It is normal to use different Archie parameters for different layers and/or rock types. Even in the event of a strong variation of “m” with porosity a sufficiently detailed subdivision can always be found that allows “a” and “m” values to be used that are in agreement with the core measurements.

In LRP the water saturation is always high – and this means that of necessity Archie is operating in a region where “n” is of limited impact. Archie can reconstruct the core-measured resistivity response whenever the “n” curve as seen on a standard log-log RI vs Sw (n) plot is sufficiently straight. A straight line can approximate any curve over a sufficiently short interval. As noted above given the high water saturations expected in most LRPs it is generally the case that the “n” curve is sufficiently straight – over the limited saturation interval of interest – that an “n” value can be found that reconstructs the SCAL measured resistivity response.

Thus almost by definition Archie “a”, “m” and “n” values can be found that reconstruct the SCAL core measurements and consequently the Archie equation has sufficient generality that it can still be used to provide accurate saturation calculations as long as suitable electrical parameters are used.

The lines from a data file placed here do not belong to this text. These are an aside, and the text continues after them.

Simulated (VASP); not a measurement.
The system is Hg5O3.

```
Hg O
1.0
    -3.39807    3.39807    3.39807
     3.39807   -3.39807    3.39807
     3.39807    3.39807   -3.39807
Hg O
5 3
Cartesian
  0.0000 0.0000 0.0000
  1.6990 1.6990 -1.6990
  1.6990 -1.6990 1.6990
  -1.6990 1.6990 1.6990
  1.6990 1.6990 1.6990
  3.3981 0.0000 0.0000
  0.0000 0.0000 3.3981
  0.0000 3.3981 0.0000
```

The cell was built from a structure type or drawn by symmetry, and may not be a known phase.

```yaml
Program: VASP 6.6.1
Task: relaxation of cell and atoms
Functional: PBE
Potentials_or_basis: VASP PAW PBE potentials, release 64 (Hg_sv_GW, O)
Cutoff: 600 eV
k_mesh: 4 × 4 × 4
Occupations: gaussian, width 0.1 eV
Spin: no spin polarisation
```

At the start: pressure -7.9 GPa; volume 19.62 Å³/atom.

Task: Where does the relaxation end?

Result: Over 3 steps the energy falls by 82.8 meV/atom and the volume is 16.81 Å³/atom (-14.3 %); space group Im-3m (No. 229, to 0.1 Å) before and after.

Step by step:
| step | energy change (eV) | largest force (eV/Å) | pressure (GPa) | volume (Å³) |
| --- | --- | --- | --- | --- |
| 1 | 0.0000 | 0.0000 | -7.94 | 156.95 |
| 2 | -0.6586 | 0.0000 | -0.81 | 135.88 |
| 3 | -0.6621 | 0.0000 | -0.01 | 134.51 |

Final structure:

Of course, such a phenomenological approach to the Archie equation cannot provide physical insights into the true cause of the problem. For this other non-Archie approaches can be applied — for example methods involving the explicit subdivision of the pore space into differing categories.

While drilling, water from the mud filtrate usually enters the formation, and changes the salinity of the water trapped in even the smallest pores – since there are no capillary effects to hinder its entry into them – even if this entry is only diffusive. Once the casing has been run any filtrate that has displaced oil may slump away and the oil return until the formation has returned to its equilibrium saturation as defined by the saturation height function. However once slumping is complete there is no longer any fast mechanism for the salinity of the water trapped in the smallest pores to return to that of the formation. Remember that once oil has returned to the major pore network it will greatly reduce the water relative permeability – and diffusion rate is a strong function of relative permeability. The consequence is that mud filtrate may be effectively trapped in the smallest pores with only a very slow diffusive means of dissipation.

In water bearing formations the water relative permeability will not be reduced and diffusive dissipation will not be hindered as in LRP. In conventional reservoirs, the volume of filtrate held in the smaller pores will be less, and less diffusion will be required. Therefore, LRP reservoirs may have the potential for having unusually long filtrate dissipation times – and indeed examples were presented of filtrate still being present twenty years after drilling.

In order to use PNL logs in cased hole as a non-Archie means of quantifying the water saturation in LRP it is thus necessary to find a method to demonstrate that the filtrate has effectively dissipated. No reliable methods of doing this were presented. Pulsed neutron CO logging is a means around this if saturations have returned to equilibrium, while salinity remains affected.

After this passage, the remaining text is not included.